'They're throwing desks. They're throwing chairs,' parents describe problems at Lorain school

LORAIN, Ohio - Last week News 5 reported on fights and issues at Lorain High School. This week parents reached out with several new concerns. Children at an elementary school are acting out and their behavior is escalating out of hand, according to parents.

RELATED: Over 20 fights reported at Lorain High 16 days into the school year

Three of Courtney Nazario's children go to Admiral Ernest J. King Elementary school in Lorain.

"I have a fifth grader, a third grader and a preschooler," she said. Nazario is concerned about issues reported in her children's' classrooms.

"They're to the point where they're throwing desks. They're throwing chairs. Screaming, yelling," Nazario said. 

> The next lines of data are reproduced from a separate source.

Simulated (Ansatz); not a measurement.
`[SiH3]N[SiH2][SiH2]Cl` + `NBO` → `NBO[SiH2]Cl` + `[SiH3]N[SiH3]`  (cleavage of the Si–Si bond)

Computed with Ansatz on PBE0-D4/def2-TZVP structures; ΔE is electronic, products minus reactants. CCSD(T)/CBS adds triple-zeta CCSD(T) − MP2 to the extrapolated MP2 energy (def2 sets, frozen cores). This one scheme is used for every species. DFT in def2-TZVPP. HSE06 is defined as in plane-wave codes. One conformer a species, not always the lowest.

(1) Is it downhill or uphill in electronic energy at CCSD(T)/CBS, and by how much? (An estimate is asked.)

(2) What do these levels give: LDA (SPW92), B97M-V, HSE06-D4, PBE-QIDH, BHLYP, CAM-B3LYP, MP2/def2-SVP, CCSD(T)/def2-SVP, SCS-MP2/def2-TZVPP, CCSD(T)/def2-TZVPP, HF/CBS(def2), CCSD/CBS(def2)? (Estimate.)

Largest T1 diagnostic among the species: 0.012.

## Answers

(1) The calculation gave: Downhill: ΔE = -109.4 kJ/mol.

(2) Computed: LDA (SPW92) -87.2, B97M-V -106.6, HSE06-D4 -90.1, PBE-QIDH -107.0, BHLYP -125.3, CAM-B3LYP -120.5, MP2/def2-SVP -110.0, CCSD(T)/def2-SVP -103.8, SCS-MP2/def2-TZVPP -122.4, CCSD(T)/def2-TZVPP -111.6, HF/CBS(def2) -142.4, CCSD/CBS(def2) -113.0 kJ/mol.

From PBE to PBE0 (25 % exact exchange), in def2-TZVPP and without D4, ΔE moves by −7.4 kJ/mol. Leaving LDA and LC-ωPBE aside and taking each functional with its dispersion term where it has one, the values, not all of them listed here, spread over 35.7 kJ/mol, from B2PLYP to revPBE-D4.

"Last week a teacher was physically hurt when one of the children had an outburst. He started kicking other students and then the teacher," according to Nazario. 

Nazario said she admires the teachers, recognizes they're doing the best they can, but feels whatever changes have been made to policies are affecting her children's ability to learn.

"Why the policies are changed like this and why they feel they're working because apparently, they're not," she said, "This is happening in third grade! Third grade and they're letting this happen!"

She told News 5 she tried to get answers from school administrators and hasn't had any real follow-up on changes made in the school.

"It hasn't happened in years past. My girls have been here for six years and we've never had a problem like this," she said. 

The CEO of Lorain Schools, David Hardy, did not respond to an interview request. 

Last week Hardy told News 5 via email, "The politics of the city is something I choose not to engage in because we are determined to change the academic outcomes for our kids.  We take safety seriously and unfortunately perception of Lorain has overshadowed the reality in our schools and buildings." 

Lorain school officials told us there's no new comment on the situation.

According to past statements, students involved in recent fights at the high school have faced suspensions but those statements never mentioned how they deal with incidents at the elementary school level.

You can read the previous statement below:

School Board President Tony Dimacchia has been very outspoken about parents concerns and issues within the schools. "Our number one priority should and always should be our children and I don't think that's top priority on the CEO's agenda," he said.

As News 5 has reported, there's more to this. Per state House Bill 70, Hardy is in control. The bill stripped the elected Lorain school board of most power, after years of poor state report card performance. 

"House bill 70 stripped us of all of our authority, so all we can do is expose what's going on," Dimacchia said in the past. 

He was clear with News 5 that the board that isn't happy with how the recent violence and incidents on and near school grounds are being handled. 

"I hope they realize what they've done is not working and they change, Dimacchia said Thursday. 

So are problems worsening or are they being discussed more often? Another question posed by city members and officials. 

Lorain City Councilman Angel Arroyo came forward Thursday to say he believes the issue is being politicized because of the state's control of the district.

"I'm not saying fights aren't happening. But I think it's people losing their power, voicing anything they think is wrong," he said. 

Arroyo said he's spent time in schools this year and hasn't noticed a change or any new issues. 

He said he understands if a parent has concerns about safety and suggested they reach out to individual schools directly, even when News 5 explained Nazario did exactly that. 

"Unfortunately our school has been taken over by the state and so now we have a set of administration that is here for one job and another set of leaders that have lost their power, and for whatever reason, both sides are not able to meet," Arroyo said. 

At the most recent school board meeting, Lorain Police Chief Cel Rivera addressed those concerns. "We're not going to resolve it if we politicize the issue. If we're not truthful when we talk about what the issues are and if we don't acknowledge it," Rivera said, "In speaking to our school resource officers they say that this year is completely different than the last few years." 

Lorain police did not comment to News 5 directly — we were told via email "This is a school matter and the Lorain City schools will handle any questions you have."

Red tape aside, Lorain parents want to know how they move forward.

"Something truly needs to happen. If this is already into the 4th week of school and this is happening, it's not going to get any better," Nazario said.